The assessee firm was engaged in the business of real estate development. The assessee filed its return of income for the A. Y. 2020-21 after claiming deduction u/s. 80-IB(10) of the Income-tax Act, 1961 which, the assessee was claiming since A. Y. 2010-11. At the time of filing its return of income, the utility automatically calculated the tax liability u/s. 115JC of the Act and deemed total income of the assessee at ₹2,17,85,501. Since the tax payable as per the normal provisions was lower than the tax payable on the deemed total income determined in accordance with the AMT provisions, the total liability was determined at ₹49,97,467 based on the AMT provisions. The return of income filed was accepted u/s. 143(1) of the Act.

According to the assessee, the provisions of 115JC could not be applied to the projects which were already approved prior to the date of introduction of section 115JC. Since the assessee’s projects were approved prior to the date of enforcement of section 115JC the provisions of section 115JC were inapplicable. Therefore, the assessee filed an application u/s. 264 of the Act seeking revision of the of the intimation issued u/s. 143(1) of the Act on the ground that extra tax paid as per the return of income by applying the provisions of section 115JC of the Act be refunded. To support its view, the assessee relied upon the decision of the jurisdictional Tribunal in the case of S.K. Ventures vs. ITO (order dated 05.03.2019 bearing ITA No. 1248/Mum./2018).

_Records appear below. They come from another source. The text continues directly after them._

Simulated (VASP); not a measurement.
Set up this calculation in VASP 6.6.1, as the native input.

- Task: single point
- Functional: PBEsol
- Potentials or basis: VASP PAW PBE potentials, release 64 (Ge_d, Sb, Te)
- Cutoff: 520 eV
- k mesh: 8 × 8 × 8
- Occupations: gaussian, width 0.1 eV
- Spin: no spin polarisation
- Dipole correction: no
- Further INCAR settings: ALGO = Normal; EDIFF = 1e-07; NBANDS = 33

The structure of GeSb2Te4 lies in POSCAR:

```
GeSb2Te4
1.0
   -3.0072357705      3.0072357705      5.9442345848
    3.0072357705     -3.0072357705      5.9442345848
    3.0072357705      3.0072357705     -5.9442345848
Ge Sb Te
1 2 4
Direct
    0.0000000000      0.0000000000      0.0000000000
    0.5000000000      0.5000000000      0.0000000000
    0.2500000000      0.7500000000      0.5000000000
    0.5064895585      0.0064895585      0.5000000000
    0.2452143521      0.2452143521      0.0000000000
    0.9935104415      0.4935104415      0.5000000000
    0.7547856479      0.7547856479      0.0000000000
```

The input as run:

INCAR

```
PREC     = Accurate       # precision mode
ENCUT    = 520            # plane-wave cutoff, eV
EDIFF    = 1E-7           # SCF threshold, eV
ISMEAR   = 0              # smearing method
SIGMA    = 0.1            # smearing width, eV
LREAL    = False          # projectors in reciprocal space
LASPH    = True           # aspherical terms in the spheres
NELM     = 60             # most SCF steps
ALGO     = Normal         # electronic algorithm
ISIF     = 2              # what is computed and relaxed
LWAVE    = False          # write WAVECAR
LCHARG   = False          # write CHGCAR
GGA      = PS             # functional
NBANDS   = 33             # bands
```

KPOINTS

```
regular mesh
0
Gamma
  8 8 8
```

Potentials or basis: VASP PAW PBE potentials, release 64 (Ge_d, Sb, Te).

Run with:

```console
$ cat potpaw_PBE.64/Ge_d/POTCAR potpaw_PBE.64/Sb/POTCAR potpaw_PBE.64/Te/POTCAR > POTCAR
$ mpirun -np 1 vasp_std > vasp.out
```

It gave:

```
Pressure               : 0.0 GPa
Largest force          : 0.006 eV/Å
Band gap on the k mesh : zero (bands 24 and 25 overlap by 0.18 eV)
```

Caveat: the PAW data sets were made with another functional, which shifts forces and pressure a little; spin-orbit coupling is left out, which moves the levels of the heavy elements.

The assessee’s application for revision was rejected on the ground that the decision rendered by the Tribunal was not acceptable to the Department and the decision of the Jurisdictional Tribunal was challenged in appeal before the High Court and was pending disposal. Therefore, no relief could be granted u/s. 264.

Against the said order, the assessee filed a writ petition before the Hon’ble Bombay High Court. The High Court allowed the petition and held as follows:

“i) Merely because the order of the appellate authority is “not acceptable” to the department, and is the subject matter of an appeal, can furnish no ground for not following a judicial precedent, unless its operation has been suspended by a competent Court. If this healthy rule is not followed, it would lead to undue harassment to assessees and result in chaos in the administration of tax laws.

ii) Secondly, we hold that the doctrine of binding precedents plays a vital role in tax jurisprudence. It is first required to be ascertained whether, in the facts and circumstances of the case and in law, a particular judicial precedent is factually and legally in consonance with the case in hand or not. If it is found that the precedent relied upon is distinguishable, then such parameters based on which it is distinguishable need to be described in the order. The Respondent has not assigned any cogent reasons for distinguishing the decision of the jurisdictional Tribunal in the case of S.K. Ventures vs. ITO (supra) from that of the Petitioner.

iii) If the assessee is pleading that its interpretation of the applicability of Section 115JC has already been decided by the jurisdictional Tribunal, then in such a case, the Respondent ought to have considered the facts and law of the said case. If the facts are identical, then it ought to have been followed. We are of the view that if in the facts and circumstances of the case and in law, the case of the Petitioner is in consonance with the facts in the decision rendered by the jurisdictional Tribunal, then it ought to be followed as a matter of judicial discipline.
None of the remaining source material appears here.